Help define scope of the API for Derivates API for Media for GSoC project

Posted by kreynen on April 29, 2011 at 5:19pm

While there were several Media related project proposed, only one made the list of 20 Google Summer of Code projects approved by both Drupal and Google. Janez Urevc's Derivates API for Media project will...

...implement Derivates API for Media Library (Media, Styles, ...) ecosystem in Drupal 7. This API will provide a flexible, extensible and abstract API to implement derivation engines for different types of files.

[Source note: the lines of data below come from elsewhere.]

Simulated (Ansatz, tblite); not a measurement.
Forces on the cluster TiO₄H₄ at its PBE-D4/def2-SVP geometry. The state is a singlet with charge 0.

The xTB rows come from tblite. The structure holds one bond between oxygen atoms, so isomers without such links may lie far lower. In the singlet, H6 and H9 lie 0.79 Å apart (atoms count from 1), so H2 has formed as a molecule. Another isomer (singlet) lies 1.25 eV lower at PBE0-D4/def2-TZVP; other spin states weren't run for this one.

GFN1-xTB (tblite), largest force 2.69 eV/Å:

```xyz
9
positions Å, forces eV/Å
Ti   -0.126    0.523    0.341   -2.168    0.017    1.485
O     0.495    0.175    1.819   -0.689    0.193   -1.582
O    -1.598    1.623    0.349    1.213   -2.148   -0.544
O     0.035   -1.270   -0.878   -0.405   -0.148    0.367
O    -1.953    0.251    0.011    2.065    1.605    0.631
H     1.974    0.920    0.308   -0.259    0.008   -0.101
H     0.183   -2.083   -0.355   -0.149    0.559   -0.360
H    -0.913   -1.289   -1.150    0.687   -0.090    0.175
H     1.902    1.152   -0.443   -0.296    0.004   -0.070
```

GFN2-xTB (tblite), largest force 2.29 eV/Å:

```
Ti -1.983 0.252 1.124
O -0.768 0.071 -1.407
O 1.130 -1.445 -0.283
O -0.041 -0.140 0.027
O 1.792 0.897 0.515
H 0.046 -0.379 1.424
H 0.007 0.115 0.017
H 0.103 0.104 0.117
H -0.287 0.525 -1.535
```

This is a great opportunity to improve on the work Arthur Foelsche did on Media Mover in D6. The next 3 weeks are designated for students to research their project and connect with the community. Janez will be getting familiar with several media related modules including Media Mover and Video, but he also needs advice on the features of the API and project's scoping.

In many ways, I see this project being similar to the FeedAPI -> Feeds Transition.

What features should be included in the API and what is implemented by modules using the API?

If you used Media Mover in D6, what did you wish it did better/differently?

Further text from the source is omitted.